The lglocks on PREEMPT_RT_FULL use for_each_online_cpu() to grab and release the per CPU lglocks. But if a task comes in and takes this lock(s), and then a CPU is taken offline, when it releases the locks it will release all but the lock that represents the CPU that went offline. Now if the CPU comes back online, the lock is again active. But this time, it has an owner that never released it. If another task takes the lglocks, it will block on this lock. It can even block the original owner of the lock.
Created attachment 567097 [details] Use a separate cpumask for taking lglocks, not the online mask The non-RT code for taking lglocks uses its own cpumask to take the locks. A CPU bit is set in the mask when it comes online and is never released. That means the locks will be taken for CPUs that are offline. But they are also released when the CPU is offline and it doesn't cause the issue where a lock may be left with an owner that abandoned it. This patch converts the RT side to simulate the non-RT and fixes the deadlocks.
This patch is equivalent to 7837aec git describe --contains 7837aec v3.2.14-rt24~7 Updating kernel-rt.spec to reflect this.

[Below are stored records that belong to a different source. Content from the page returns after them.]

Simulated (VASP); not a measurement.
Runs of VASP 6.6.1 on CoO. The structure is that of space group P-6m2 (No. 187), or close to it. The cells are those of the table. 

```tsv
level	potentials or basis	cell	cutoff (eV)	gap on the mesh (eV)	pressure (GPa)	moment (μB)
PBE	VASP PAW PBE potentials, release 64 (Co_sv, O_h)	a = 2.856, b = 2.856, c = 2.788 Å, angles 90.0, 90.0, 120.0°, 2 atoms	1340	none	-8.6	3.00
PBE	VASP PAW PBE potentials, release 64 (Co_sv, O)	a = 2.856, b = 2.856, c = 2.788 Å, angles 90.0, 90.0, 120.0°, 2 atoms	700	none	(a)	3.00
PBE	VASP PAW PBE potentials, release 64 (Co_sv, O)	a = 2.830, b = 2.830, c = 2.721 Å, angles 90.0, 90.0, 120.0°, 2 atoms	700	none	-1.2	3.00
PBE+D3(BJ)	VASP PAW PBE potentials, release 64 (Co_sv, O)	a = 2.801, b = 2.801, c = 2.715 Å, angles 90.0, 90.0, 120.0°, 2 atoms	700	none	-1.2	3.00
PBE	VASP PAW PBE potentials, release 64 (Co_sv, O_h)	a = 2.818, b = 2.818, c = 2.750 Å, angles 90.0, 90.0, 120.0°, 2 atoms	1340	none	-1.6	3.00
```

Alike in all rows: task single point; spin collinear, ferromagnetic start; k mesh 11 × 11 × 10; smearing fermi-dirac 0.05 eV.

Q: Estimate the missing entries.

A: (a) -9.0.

Technical note added. If any revisions are required, please edit the "Technical Notes" field accordingly. All revisions will be proofread by the Engineering Content Services team. New Contents: Cause: RT Versions of lglock uses for_each_online_cpu() Consequence: locks can be reactived after a cpu comes online again, but with an owner that hasn't released it. This causes various problems such as blocking the original owner of the lock. Fix: Convert the RT versions to use the lglock specific cpumasks Result: Locks will be taken for CPUs that are offline. But they are also released when the CPU is offline and it doesn't cause the issue where a lock may be left with an owner that abandoned it.
This patch was added to 3.2.14-rt24 (upstream stable-rt).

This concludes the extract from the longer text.